Irvine thinks her recent termination from her job as the manager of the Ntelos retail store on Richmond Road in Staunton could have something to do with her struggles in the past several months to get Gabe into the right treatment program and her decision to go public with her push to have the state keep open the CCCA, which had been slated for closure in June in Gov. Tim Kaine’s amended budget for 2009-2010.

Irvine walked the halls of the Virginia General Assembly to lobby legislators to save the Commonwealth Center, which Irvine said was instrumental in getting her son back on the right track. The good news this week is that the proposed closure of the Center appears to be a dead issue. Dr. James Reinhard, the commissioner of the Virginia Department of Mental Health, Mental Retardation and Substance Abuse Services, said this week that he thinks the Center will remain open given that the House of Delegates and the State Senate have both voted to include funding for continued operations at the CCCA in their respective budgets.

But that political victory is little solace to Irvine now, who is without a safety net having lost her job.

“I’m trying to get something to make sense,” Irvine said of her dismissal earlier this month. She shared with me documents related to her dismissal that do raise some questions about why she was let go, including a rambling complaint cited in one document from an unidentified customer that seemed to be personally motivated in nature.

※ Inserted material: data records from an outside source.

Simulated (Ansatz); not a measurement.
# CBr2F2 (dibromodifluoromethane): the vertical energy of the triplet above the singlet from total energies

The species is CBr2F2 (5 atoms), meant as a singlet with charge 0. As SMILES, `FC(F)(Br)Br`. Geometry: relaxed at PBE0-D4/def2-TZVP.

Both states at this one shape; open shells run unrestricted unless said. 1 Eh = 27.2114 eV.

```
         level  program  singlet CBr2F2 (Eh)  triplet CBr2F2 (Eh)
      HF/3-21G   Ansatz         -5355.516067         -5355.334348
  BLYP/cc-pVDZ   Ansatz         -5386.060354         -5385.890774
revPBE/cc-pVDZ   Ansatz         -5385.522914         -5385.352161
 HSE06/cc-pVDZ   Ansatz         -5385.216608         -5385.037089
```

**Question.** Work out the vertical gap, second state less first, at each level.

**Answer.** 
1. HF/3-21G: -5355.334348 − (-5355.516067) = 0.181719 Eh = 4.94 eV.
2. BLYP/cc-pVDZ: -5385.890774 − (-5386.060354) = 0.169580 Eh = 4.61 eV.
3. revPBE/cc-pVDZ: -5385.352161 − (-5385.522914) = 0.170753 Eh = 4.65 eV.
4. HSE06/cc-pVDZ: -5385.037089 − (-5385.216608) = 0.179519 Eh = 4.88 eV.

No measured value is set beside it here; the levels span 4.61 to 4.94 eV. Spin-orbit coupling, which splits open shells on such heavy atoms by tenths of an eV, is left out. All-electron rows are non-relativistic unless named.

A company official with whom I spoke said he could not offer comment on Irvine’s case specifically, but said that generally the company follows a procedure related to terminations that involves extensive communication between employees and management regarding issues that have been raised with an employee’s performance and expectations with respect to addresing those issues.

“It could have been my boss had a direct problem with me. There are so many possibilities. What I know is, my termination was because I was eight minutes late to a meeting,” Irvine said.

Gabe is back home, though Irvine is far from thinking that they’re out of the woods as far as his need for treatment in the future goes.

“At this point, without a job, without insurance, I don’t know what to do,” Irvine said.